1305

Case No. 14,688.

UNITED STATES v. BURLINGTON & M. R. R. CO.

[4 Dill. 297;1 3 Cent. Law J. 336.]

Circuit Court, D. Nebraska.

Jan., 1876.2

PUBLIC LANDS—GRANT TO RAILROADS—CONFLICT—LIMITS AND EXTENT OF GRANT—ANNULLING PATENT BY JUDICIAL DECREE.

1. There are no lateral limits to the grant of lands made by congress (13 Stat. 356. § 19) to the defendant company; in this respect differing from other grants mentioned.

[Cited in Missouri, K. & T. Ry. Co. v. Kansas Pac. Ry. Co., 97 U. S. 497.]

2. What lands are embraced in the description of the grant as being “on the line” of the said road defined, and the language held to mean that the lands shall be taken along a line parallel to the general direction of the road, on each side of it, and within lines perpendicular to its terminus at each end.

3. By the grant the company was entitled to patents for the lands earned “on the completion of any consecutive twenty miles” of its road: Held, that the company was not bound to apply for, or receive, its patents by sections of twenty miles as soon as completed, but might await the final completion of the road, and get all its lands at the same time. Held, also, patents will not be set aside where they represent only what the company was entitled to, even if they were issued too soon—the road being completed, and no injury having resulted to the government.

4. Construing the alleged conflicting grants to the defendant company, and the Union Pacific Railroad Company: Held, that the land department correctly decided that the title of the Union Pacific Railroad Company to lands within twenty miles of its road was paramount to the title of the defendant company.

5. There was no authority in the grant to issue patents for land on the north side of the defendant's road, in lieu of lands deficient on the south side of its road, and such patents are void. But, in a bill to have such patents declared null, the lands must be described or identified.

Demurrer to a bill in equity, filed on behalf of the United States by the district attorney. The object of the bill is to have a declaration of the nullity, in whole or in part, of several patents of lands, issued to the defendant under section 19 of the act of July 2d, 1864, which was an act to amend the act “to aid in the construction of a railroad and telegraph line from the Missouri river to the Pacific Ocean, and to secure to the government the use of the same, for postal, military, and other purposes,” approved July 1, 1862. 13 Stat. 356 [12 Stat 489]. The questions made, and the facts on which they arose, appear in the opinion.
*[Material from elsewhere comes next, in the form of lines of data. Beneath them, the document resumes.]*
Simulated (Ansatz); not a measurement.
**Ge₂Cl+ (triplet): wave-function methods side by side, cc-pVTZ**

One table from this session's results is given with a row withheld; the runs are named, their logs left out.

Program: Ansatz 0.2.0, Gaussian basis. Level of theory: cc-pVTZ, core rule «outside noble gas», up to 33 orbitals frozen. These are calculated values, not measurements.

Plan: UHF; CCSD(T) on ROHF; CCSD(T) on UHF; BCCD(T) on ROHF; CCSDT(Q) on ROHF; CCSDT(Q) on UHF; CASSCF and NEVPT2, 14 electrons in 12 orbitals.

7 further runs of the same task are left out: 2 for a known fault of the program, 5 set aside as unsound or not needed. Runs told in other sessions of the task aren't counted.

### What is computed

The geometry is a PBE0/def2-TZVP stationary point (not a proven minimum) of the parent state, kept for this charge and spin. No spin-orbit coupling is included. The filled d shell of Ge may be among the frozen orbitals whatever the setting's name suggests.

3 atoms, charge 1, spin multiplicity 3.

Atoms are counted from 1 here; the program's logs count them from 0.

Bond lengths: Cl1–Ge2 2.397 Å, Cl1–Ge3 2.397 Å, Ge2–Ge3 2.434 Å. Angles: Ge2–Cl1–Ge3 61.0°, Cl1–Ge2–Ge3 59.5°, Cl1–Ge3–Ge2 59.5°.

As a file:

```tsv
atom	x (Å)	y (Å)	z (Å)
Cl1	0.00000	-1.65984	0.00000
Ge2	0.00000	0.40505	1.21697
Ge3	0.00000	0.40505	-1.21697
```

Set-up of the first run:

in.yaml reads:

Mr. Neville, U. S. Dist. Atty.

Mr. Woolworth, for defendant

MILLER, Circuit Justice. This case comes before me on a demurrer to a bill in equity, filed on behalf of the United States by the district attorney. The object of the bill is to have a declaration of the nullity, in whole or in part, of several patents for lands, issued to the defendant under section 19 of the act of July 2d, 1864, which was an act to amend the act “to aid in the construction of a railroad and telegraph line from the Missouri river to the Pacific Ocean, and to secure to the government the use of the same, for postal, military, and other purposes,” approved July 1st, 1862. 13 Stat. 356.

The 18th section of this amendatory act of 1864 grants to the Burlington and Missouri River Railroad Company, an existing corporation under the laws of Iowa, the right of way, and the use of adjacent lands for earth, stone, timber, etc., through the territory of Nebraska, from the point on the Missouri river, south of the mouth of the Platte river, where it may choose to cross, to an intersection with the main track of the Union Pacific Railroad, not further west than the one-hundredth meridian of longitude.

Section 19, out of the construction of which the suit mainly arises, is here given verbatim: “Be it further enacted, that, for the purpose of aiding in the construction of said road, there be, and hereby is, granted to said Burlington and Missouri River Railroad Company every alternate section of public lands (excepting mineral land, as reserved by this act), designated by odd numbers, to the amount of ten sections per mile on each side of said road, on the line thereof, and not sold, reserved, or otherwise disposed of by the United States, and to which a pre-emption or homestead claim may not have attached at the time the line of said road is definitely fixed: provided, that said company shall accept this grant within one year from the passage of this act, by filing said acceptance with the secretary of the interior, and shall 1306also establish the line of said road, and file a map thereof with the secretary of the interior, within one year from the date of said acceptance, when said secretary shall withdraw the lands mentioned in this grant from market.”

1. The first question arising in the case comes out of the construction of this section asserted in the bill, that no lands are granted by this act outside of the lateral limit of twenty miles on each side of the road.

It is very difficult to perceive on what principles this construction can be maintained; no lateral limit is mentioned, nor any twenty miles. The grant is one of amount or quantity, and that quantity is to be had, subject alone to these restrictions: 1. The sections can only be of odd numbers. 2. They must be limited to ten per mile on each side of the road. 3. They must be on the line of the road. 4. They must be of lands not sold, reserved, or otherwise disposed of by the United States, and to which a pre-emption or a homestead claim had not attached at the time the road was definitely located. There is no limitation by any lateral line. As it was very well known that the road must run through the most settled part of Nebraska, and that much of the land along its line was already disposed of, and that, within the two years allowed for the definite location of the road, much more of it would be claimed under homestead and pre-emption laws, it was clear to the framers of the act that the company could not get the amount of ten alternate sections on each side of the road, within a limit of twenty miles.

If it be said that all other grants, and especially the other grants of lands to the Pacific railroads, in the original and amended acts, have their lateral limits, we answer that the difference in the phraseology of the grant, and other circumstances, shows an intention not to limit it in this case.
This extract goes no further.